Your Questions Answered: Wealth Planning and the 2020 U.S. Election
Understand the potential impacts of the 2020 U.S. election on your wealth plan, guided by your long-term goals.
While the results of the upcoming election are unknown, there are strategies to prepare your wealth plan for an uncertain future. Pam Lucina, Chief Fiduciary Officer and President of the Northern Trust Institute and Paul Lee, Chief Tax Strategist, answer common client questions as we head into the 2020 election.
1. How would the proposal to eliminate the “step-up” in (cost) basis at death affect concentrated securities positions and real estate (e.g., farms)?
If elected, Democrat candidate Joe Biden has proposed repealing the “step-up” rule. Currently, the cost basis of assets is “stepped-up” to fair market value as of date of death, resetting the tax basis to fair market value. However, there are few details available on how the repeal would ultimately look if implemented under a Biden administration.

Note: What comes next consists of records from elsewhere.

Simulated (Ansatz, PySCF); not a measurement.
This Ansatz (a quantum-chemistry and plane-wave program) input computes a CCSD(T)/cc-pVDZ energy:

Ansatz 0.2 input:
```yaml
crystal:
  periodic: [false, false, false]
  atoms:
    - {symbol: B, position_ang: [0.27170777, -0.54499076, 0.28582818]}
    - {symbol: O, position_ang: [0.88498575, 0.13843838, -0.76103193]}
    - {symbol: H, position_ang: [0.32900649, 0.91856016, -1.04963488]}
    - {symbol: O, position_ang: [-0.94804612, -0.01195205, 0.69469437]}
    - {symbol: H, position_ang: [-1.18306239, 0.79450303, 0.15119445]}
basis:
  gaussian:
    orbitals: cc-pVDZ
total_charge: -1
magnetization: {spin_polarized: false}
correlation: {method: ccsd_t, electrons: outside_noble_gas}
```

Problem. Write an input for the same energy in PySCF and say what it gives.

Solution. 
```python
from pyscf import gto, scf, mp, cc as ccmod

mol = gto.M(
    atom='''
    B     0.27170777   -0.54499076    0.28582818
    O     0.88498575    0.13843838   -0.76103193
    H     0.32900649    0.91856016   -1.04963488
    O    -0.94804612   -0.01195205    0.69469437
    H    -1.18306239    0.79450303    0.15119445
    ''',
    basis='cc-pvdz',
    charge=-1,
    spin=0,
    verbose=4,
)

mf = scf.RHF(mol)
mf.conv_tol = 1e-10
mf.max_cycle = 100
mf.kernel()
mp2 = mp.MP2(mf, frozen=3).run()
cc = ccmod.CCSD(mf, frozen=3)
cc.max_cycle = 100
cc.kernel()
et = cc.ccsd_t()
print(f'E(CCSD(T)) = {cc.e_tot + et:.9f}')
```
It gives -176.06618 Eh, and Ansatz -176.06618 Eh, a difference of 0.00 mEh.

Three possibilities come to mind:
- The death of the property holder could become a tax realization event for the estate;
- Heirs might receive a carry-over basis, meaning they retain the same basis as the deceased, and gain would only be triggered when the property is eventually sold by the heir; or
- A “modified” carry-over treatment could be used, where some assets are stepped-up and others receive a carry-over basis. Similar to what was temporarily available in 2010 for certain estates, this scenario could lead to some assets receiving a “step-up” in basis, while other assets are transferred with a carry-over basis. If history is a guide, there could be some leeway for heirs to step-up their basis for some assets, such as farms, at least up to a certain value.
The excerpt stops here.